The ‘Soft’ Tyranny of the Modern Bureaucratic State

There is a pattern, a recurring blindness, in the approach of the administrative state to everyday human life. Let’s consider a few examples of recent political idiocy and the common thread that unites them:

The Scholz Government hopes to convince more Germans to opt for public transit by tinkering with fares and introducing a universal €49 ticket. The offering, which collapses regional ticket schemes into one simple, relatively cheap monthly subscription, is now more than 50 days old, and preliminary data show it’s changed hardly anybody’s habits. The vast majority of the 11 million subscriptions sold so far have gone to longstanding public transit users; less than a tenth have been purchased by new customers. Surveys show that interest is concentrated in the urban centres, while rural populations have no use for the ticket because everybody drives cars there. Calls for improving transit offerings in the countryside are half-hearted and bizarre; the whole concept of public transit requires dense, concentrated populations.

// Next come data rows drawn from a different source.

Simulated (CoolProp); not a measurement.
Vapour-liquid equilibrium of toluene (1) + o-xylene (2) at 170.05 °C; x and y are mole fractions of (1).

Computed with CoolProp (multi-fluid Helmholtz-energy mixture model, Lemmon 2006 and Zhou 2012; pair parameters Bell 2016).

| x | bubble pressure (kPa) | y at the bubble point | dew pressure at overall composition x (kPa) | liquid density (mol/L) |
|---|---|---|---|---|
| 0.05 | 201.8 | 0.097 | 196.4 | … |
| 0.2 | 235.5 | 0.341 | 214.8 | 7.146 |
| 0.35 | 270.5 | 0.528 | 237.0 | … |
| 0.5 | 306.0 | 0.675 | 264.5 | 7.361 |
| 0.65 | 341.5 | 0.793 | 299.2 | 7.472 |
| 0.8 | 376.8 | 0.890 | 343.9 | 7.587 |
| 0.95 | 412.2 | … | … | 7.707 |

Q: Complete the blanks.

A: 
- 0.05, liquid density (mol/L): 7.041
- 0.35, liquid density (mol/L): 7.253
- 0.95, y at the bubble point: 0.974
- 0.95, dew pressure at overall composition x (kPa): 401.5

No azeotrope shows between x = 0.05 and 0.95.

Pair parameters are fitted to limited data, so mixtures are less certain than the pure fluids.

For some years now, the German state has deployed extravagant subsidies to convince consumers to buy electric vehicles. While adoption has been substantial, the dream of 15 million EVs by 2030 remains very far off. Subsidies aren’t enough to counterbalance the substantial cost of the batteries, leaving conventional automobiles with an enormous competitive advantage at the cheaper end. Also too, it seems that the core market for EVs – relatively well-off Germans who take mostly short trips and primarily charge their vehicles at home – will soon be saturated. For those who have longer commutes or must frequently travel long distances, the limited range and insufficient charging network are disqualifying.
I’ve already written about proposed Government legislation to compel all Germans to transition to heat pumps, beginning in 2024. Massive controversy compelled substantial changes in the law, which has been blunted in many respects, but remains worrying. Because not everybody lives in buildings that are suitable for heat pumps, the law in its original form would have required massive renovations across broad sectors of the housing market, effectively wiping out billions of euros in personal wealth. If enacted in its original form, it might well have rendered many prewar buildings basically uninhabitable.